Mike Pryce reflects on a High Street which for many people has changed out of all recognition

A TIME traveller from the 1950s landing their Tardis in Worcester High Street today would likely be more than a little confused.

Certainly the thoroughfare might look familiar, after all it still has The Cross at one end and the cathedral at the other, but where has all the traffic gone? And who is the chap on the statue gazing across at the South African War memorial?

Not only that, but where have all the familiar shops gone? There’s no Woolworths, no Russell and Dorrell, no Bobby’s. Where do you go for an afternoon cup of tea when there’s no Cadena Cafe, where is Gertrude Mitchell, and where can I take the children when there’s no Bradburn toy shop? Maybe everything is at Marks and Spencer, which seems about three times the size.

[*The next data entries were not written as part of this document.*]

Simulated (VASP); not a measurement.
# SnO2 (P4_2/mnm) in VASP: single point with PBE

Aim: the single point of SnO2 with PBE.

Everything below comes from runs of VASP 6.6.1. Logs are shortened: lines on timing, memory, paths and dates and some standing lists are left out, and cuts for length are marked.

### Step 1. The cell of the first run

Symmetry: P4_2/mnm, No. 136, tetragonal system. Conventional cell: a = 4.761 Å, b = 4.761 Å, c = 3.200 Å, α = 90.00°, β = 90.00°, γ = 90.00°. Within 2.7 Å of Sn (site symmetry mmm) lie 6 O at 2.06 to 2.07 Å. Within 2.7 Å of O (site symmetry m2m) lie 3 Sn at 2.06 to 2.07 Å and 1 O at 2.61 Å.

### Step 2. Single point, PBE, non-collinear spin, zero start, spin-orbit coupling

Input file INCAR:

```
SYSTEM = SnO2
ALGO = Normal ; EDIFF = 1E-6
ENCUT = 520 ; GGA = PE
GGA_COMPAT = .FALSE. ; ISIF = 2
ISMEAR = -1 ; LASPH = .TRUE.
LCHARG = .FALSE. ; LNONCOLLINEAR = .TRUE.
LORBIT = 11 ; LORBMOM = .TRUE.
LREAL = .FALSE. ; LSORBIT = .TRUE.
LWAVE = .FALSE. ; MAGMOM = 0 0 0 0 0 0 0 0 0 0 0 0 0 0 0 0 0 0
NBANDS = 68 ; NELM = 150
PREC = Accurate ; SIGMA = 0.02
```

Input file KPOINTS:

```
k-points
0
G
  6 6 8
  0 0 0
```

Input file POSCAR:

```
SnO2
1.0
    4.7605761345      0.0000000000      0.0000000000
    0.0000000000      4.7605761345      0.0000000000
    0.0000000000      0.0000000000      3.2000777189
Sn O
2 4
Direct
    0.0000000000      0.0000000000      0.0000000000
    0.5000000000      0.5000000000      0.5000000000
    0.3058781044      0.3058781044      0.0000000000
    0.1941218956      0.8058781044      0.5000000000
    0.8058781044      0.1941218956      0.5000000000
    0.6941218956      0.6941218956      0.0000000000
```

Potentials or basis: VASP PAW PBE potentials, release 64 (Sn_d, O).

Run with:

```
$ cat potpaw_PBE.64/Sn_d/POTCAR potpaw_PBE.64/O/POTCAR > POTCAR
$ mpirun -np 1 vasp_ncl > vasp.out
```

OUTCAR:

Inevitably a lot has changed in half a century as these old photographs show. For better or for worse might be a moot point, but today’s retail warriors have higher expectations than the generation that emerged from the Second World War.

Evesham Journal:

The biggest casualty along the High Street has been the department stores. In the 1950s Worcester would have been unthinkable without Russell and Dorrell, the epitome of the TV sitcom Are You Being Served.

Read more: Pershore Bridge plan to keep out the Nazis

You bought everything there from school uniforms to suits for weddings and funerals, furniture to  frying pans.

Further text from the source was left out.